Narrowing the Nation’s Power

I just started reading John T. Noonan’s “Narrowing the Nation’s Power: The Supreme Court Sides With the States” today. Anyone else read it? Your comments welcome.

The book brings up several compelling examples of cases where the Supreme Court has insisted on the sovereignty of states and therefore their immunity from prosecution under the law. The book points out the extension of this immunity to a wide variety of state institutions, including for example state universities. The apparent consequence is that a legal complaint brought successfully against a private employer may in many circumstance not be successful when brought against a state unless the court feels that Congress’ legislative remedies are “proportional and congruent” as determined by the court itself. The Supreme Court has taken this stance in cases involving patents, trademarks, and copyrights. Even more frightening to me, the Supreme Court has taken this stance in cases involving fundamental human rights like the right to be free from violent sex discrimination as in the case of a gang rape at Virginia Tech. It has also greatly limited Congress’ ability to legislate protection for the disabled and for the elderly when that protection was intended to extend to the state as well as the private employer for example.

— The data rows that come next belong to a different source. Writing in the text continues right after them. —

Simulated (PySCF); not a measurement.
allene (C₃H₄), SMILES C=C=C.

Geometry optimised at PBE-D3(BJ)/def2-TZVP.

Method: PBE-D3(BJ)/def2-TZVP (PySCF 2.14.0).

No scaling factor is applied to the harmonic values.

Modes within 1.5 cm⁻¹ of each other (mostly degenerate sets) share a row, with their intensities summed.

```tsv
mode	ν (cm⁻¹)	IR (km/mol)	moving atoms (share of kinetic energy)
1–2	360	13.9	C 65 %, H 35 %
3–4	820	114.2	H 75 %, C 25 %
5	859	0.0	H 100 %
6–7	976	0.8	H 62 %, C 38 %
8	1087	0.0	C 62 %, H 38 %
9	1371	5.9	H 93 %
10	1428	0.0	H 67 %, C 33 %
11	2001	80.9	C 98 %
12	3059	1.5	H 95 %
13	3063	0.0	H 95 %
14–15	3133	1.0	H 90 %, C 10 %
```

The most troubling to me was the fact that so much of the defense of basic human rights is left to strange constructions and legal fictions that have arisen out of two hundred years of struggle between Congress and the Supreme Court, between the states and the federal government. The fact that our basic human rights depend on the ability to show damage to interstate commerce is troubling at best.

Seems like it’s time to start again with a constitution that guarantees human rights outright, not as a side effect of its fourteenth amendment applied precariously to some portion of the relevant cases.